[Date Prev][Date Next][Thread Prev][Thread Next][Date Index][Thread Index]

Re: [hobbit] Logfile monitoring - I'd like some comments



Hi Henrik,

So on the central server there will be 2 configuration files. One for the log retrival defining interesting items ( I guess this is what today is yellow and red strings) and then a hobbit-client configuration file where you define the stings again ? I am not clear on why you would want to seperate files with some of the same information in. I get the idea of a log retrival configuration file with the log file names (both OS dependant and local files) but why not have it all in 1 file. Then you could have a LOGFILE-CLASS definition to put on a host group or single host in the hobbit-clients file.

Just a thought.

Will this new logfile retrival also be able to look for logfiles with variable file names, ie. logfile.txt-20060215 for today and then a new filename logfile.txt-20060216 tomorrow ? I know its stupid but that's how the vendor creates it.

Best regards,
Thomas

Henrik Stoerner wrote:
A few days ago, I mentioned that I would like to do logfile
monitoring for the next Hobbit release.

I've worked a bit on this and have a prototype solution for
it, which you can test with the current snapshots. I'd like
some comments on how it works to make sure I haven't overlooked
something before committing myself.

There are several objectives:
- As far as is possible, logfile monitoring must be configured
  centrally, on the Hobbit server. Having to go to each server
  to (re)configure what logfiles to check and what to look for
  simply doesn't work.
- The amount of data sent from each client to Hobbit should be
  small, but it must catch the "important" stuff.
- You rarely know in advance what will be in the logs when you
  need them the most. So the monitor should give you as much
  of the log entries as possible, not just those lines that
  match some pre-defined strings or regex'es.
- Some systems log messages on multiple lines. The system must
  be able to show all parts of a log entry.
- Logfile entries must appear on the monitor for some time after
  they show up in the logs, but should also disappear after a
  while.

In other words: The ideal solution would let you have the entire
logfile available on the Hobbit server - but that obviously won't work. So the client should - after weeding out the really irrelevant stuff - send us as much of each logfile as possible.

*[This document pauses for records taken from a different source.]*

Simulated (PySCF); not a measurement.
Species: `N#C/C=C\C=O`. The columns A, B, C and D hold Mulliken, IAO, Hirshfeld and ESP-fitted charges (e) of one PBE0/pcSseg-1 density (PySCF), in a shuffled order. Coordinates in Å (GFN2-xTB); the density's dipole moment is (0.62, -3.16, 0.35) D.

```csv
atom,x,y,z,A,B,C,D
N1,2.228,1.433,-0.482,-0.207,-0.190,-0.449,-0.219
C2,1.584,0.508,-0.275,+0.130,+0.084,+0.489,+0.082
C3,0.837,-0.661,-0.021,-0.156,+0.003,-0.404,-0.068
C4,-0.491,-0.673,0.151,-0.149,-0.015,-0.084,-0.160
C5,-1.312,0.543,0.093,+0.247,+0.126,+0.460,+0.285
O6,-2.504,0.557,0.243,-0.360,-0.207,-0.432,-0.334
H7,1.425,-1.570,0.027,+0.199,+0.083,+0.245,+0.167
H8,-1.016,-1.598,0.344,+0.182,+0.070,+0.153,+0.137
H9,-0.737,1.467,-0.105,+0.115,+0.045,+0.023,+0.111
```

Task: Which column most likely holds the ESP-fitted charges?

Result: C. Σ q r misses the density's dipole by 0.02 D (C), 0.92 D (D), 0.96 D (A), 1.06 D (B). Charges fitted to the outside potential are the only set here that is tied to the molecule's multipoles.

My proposed solution is this:
- On the Hobbit server, there's a log-monitoring configuration
file for the Hobbit clients. This defines which logfiles are
monitored for a single client installation, or you can define
it for a group of clients. (The idea is to define at least one group for each operating system, since the standard
system logs are OS dependant). This configuration lists the
log filename, the maximum amount of data to send from this
logfile, a regex "noise" filter (i.e. lines that are stripped
from the logfile), and *optionally* a regex identifying really
interesting stuff in the logfile that should always be reported.
- When a client connects to the Hobbit server and sends the
normal client message, the Hobbit server will respond with
the logfile configuration for this client. So the client
has a copy of the central configuration file, but only the
part that it needs for itself. The reason for sending this
as a response to the client message is to avoid an extra
round-trip from client to server; piggy-backing the config
push on the client message means that it is almost without
any performance cost on the server side.
- When the client runs, it uses the local copy of the configuration
file to determine what logs to look at. For each logfile, it
maintains a "where-was-I-the-last-time" status, so it only
looks at the entries made to the logfile during the past 30
minutes. First, the client strips off any "noise" messages.
Then, if all of the entries fit into the maximum size that
can be reported, it sends all of the log to the Hobbit server.
If there is more than will fit, it first checks to see of the
regex defining the really interesting stuff is present in the
log - if it is, then it drops anything before the interesting
text. If there is still more than will fit, it keeps the
interesting text + a few lines after that (to allow for
multi-line log-entries which some OS'es have), and then
sends that together with as much of last part the log as will
fit inside the max. message size.


This part has been implemented in the Hobbit daemon (hobbitd),
and in the clients via a new "logfetch" utility. This utility
uses standard regular expressions - not the Perl-compatible
ones, because that would require you to install the PCRE
library on all of your clients. The standard regex routines
are included in all (I think) system libraries used today.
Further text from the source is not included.